Skip to content

Computational Complexity

Overview

Computational complexity theory studies not "whether we can compute" but "how many resources computation requires." Even if a problem is decidable, the time or space resources it demands may make it practically unsolvable.


1. Complexity Class Basics

1.1 Time Complexity

Definition: The time complexity \(t(n)\) of a Turing machine \(M\) is the maximum number of steps \(M\) takes on any input of length \(n\).

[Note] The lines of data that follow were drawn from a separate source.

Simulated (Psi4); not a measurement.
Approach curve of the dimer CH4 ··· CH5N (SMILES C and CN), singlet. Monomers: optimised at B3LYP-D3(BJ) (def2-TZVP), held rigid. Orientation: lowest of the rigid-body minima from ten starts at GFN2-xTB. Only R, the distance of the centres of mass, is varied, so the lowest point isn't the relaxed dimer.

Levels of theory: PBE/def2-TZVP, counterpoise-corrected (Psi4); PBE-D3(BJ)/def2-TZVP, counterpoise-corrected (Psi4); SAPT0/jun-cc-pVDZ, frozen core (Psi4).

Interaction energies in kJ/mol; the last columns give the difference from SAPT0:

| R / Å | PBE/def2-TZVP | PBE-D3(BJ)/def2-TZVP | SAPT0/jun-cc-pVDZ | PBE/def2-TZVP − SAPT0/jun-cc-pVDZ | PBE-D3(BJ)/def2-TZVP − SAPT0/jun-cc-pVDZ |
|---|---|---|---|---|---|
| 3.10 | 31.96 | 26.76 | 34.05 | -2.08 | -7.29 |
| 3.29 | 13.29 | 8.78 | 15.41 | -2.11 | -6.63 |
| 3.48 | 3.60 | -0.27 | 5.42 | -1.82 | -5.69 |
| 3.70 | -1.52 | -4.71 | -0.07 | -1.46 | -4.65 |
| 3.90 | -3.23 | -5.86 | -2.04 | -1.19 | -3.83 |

\[ \text{TIME}(t(n)) = \{L \mid \text{there exists a deterministic TM deciding } L \text{ in } O(t(n)) \text{ time}\} \]

1.2 Basic Complexity Classes

\[ \textbf{P} = \bigcup_{k \geq 0} \text{TIME}(n^k) \]

P: Languages decidable in polynomial time. Represents "efficiently solvable" problems.

\[ \textbf{NP} = \bigcup_{k \geq 0} \text{NTIME}(n^k) \]

NP: Languages decidable in nondeterministic polynomial time.

Equivalent definition: \(L \in \textbf{NP}\) if and only if there exists a polynomial-time verifier \(V\) and a polynomial \(p\) such that:

\[ w \in L \iff \exists c \; (|c| \leq p(|w|) \wedge V(w, c) = \text{accept}) \]

where \(c\) is called the certificate (or witness).

NP Problem Example

COMPOSITES problem: Given an integer \(n\), is \(n\) composite?

  • Certificate: A nontrivial factor \(d\) of \(n\)
  • Verification: Check that \(1 < d < n\) and \(d \mid n\); this runs in polynomial time

Note: COMPOSITES (and PRIMES) are actually in P as well (AKS primality test, 2002).

1.3 co-NP

\[ \textbf{co-NP} = \{L \mid \overline{L} \in \textbf{NP}\} \]
  • \(\textbf{P} \subseteq \textbf{NP} \cap \textbf{co-NP}\)
  • It is generally believed that \(\textbf{NP} \neq \textbf{co-NP}\)
graph TB
    subgraph "Complexity Class Hierarchy (assuming P != NP)"
        P["P"]
        NPI["NP-intermediate"]
        NPC["NP-complete"]
        NP["NP"]
    end
    P --> NPI --> NPC
    P --> NP
    NPC --> NP

2. P vs NP Problem

2.1 Problem Statement

\[ \textbf{P} \stackrel{?}{=} \textbf{NP} \]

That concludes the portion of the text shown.